A chance to witness to the vision
I took the candles from the altar and put them on the dinner table. It may have been chilli con carne for dinner, but it felt like a eucharist to me. “Carne”, of course, is the root of incarnation – the Word made flesh. It is the reason why practical Christianity is not some second-order derivative.
Many churches now run homeless shelters – ours works through the wonderful Robes Project, a Christian initiative that was mentioned by Dr Rowan Williams in his New Year message: “Religion here isn’t a social problem or an old-fashioned embarrassment; it’s a wellspring of energy, and a source of life-giving vision for how people should be regarded and treated.” The project does all the referral business, and provides the bedding, and individual churches get on with the rest.
The interesting thing about this type of religion is that it is as much a gift to the people doing the helping as it is to the guests themselves. It creates a wonderful sense of cama- raderie and pride among the congregation. And it puts all our other church disputes into perspective.

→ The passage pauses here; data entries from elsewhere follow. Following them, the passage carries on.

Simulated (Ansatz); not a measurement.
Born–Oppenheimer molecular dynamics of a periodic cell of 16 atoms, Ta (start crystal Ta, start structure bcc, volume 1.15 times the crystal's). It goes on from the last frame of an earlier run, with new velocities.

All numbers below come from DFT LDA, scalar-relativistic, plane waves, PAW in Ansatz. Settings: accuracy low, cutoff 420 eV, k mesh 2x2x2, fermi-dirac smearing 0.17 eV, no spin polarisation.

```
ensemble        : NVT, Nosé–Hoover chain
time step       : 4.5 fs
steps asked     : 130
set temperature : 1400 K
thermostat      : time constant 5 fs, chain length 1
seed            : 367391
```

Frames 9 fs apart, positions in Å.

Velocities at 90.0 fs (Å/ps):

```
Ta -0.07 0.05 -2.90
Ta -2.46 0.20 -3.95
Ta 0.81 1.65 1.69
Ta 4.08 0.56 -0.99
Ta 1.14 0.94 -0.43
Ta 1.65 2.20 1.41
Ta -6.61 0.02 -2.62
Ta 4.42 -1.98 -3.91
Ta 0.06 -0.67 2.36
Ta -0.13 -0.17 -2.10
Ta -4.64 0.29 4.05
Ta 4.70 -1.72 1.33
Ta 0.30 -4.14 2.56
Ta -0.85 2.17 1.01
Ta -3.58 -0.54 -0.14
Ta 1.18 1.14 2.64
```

I cannot help but wonder what an astonishing witness it would be if all our churches became involved in something like this. What holds us back? I guess, in part, the worry that individual churches do not have the resources to handle such a project. But I would like to reassure people that it is remarkably straightforward. We are not a wealthy church with a big congregation – although, even in the past two weeks, more people have got involved with the church through this project. You don’t have to be St Martin-in-the-Fields to contribute.
Clubbing together with other churches to take on responsibility for one night a week for a limited period makes the whole thing very manageable, and it makes you confident that you can do more.
Furthermore, the need is obviously out there. Homeless numbers are rising again, as houses are repossessed and austerity continues to bite. Wouldn’t it be a marvellous witness if the Church gained a reputation for precisely this sort of activity rather than for being anti-gay and anti-women? Projects such as Robes present the Church with an extraordinary opportunity.
Canon Giles Fraser is Priest-in-Charge of St Mary‘s, Newington.
“Religion here isn’t a social problem or an old-fashioned embarrassment; it’s a wellspring of energy, and a source of life-giving vision for how people should be regarded and treated.” – Giles Fraser –
This C.T. article by Canon Giles Fraser, now P.i.C. of St. Mary’s Church, Islington, might seem to be centred on secular facilitation of resources for survival – but is that not what the Christian enterprise is really all about? The Church Militant ‘here on earth’ is surely meant to be an instrument of healing and reconciliation of – for instance – the continuing difference between those who have, and those who have not in our society? This is nothing more nor less than the Gospel.
Having recently seen the musical drama ‘Les Miserables’, I was led to reflect on what the Church might be doing in the secular sphere that might more perhaps more credibly become a basis for preaching the Good News of God as ‘Enabler and Giver of Life’ – to people on the margins, whether through their own fault or the fault of the society in which we live. (“Be ye doers of the word, not hearers only!”
Canon Giles, who was at the coal-face of criticism as the Canon Chancellor of Saint Paul’s Cathedral, when he was engaged in a stand-off on hosting the protesters against the banks’ scandal; is here highlighting other ways in which the Church might become pro-active in the business of ‘feeding the poor and housing the homeless’ – in situations where Jesus might be seen as having no place to lay his head and no food in his stomach.
Practical charity is often the hardest activity for Christians – who may not personally see themselves as ‘The Church, The Body of Christ’ in the same way as the followers of Jesus did in the gospels. Oh yes, we might put our hands in our pockets or write out the odd cheque for charity, but it takes real commitment and dedication to offer our services on the spot to deal with the homeless and the down and out of society – especially in ways that may involve costly personal presencing – ‘Being With’ the Poor and the Hungry.
I am proud of the fact that, here in Christchurch, New Zealand, the Anglican City Mission plays host to a mammoth Christmas Dinner, which invites all and sundry to partake in a wonderful Feast of good food and drink – as a festive reminder of the generosity of the God who provides our needs. The Mission also provides accommodation to wayfarers on a daily basis – which is the heart of the project, requiring many woman/man hours per week to maintain the ‘Open House’ atmosphere of the Mission. Thank God for all such ventures, which are clearly a most practical way of serving God – through and to God’s people.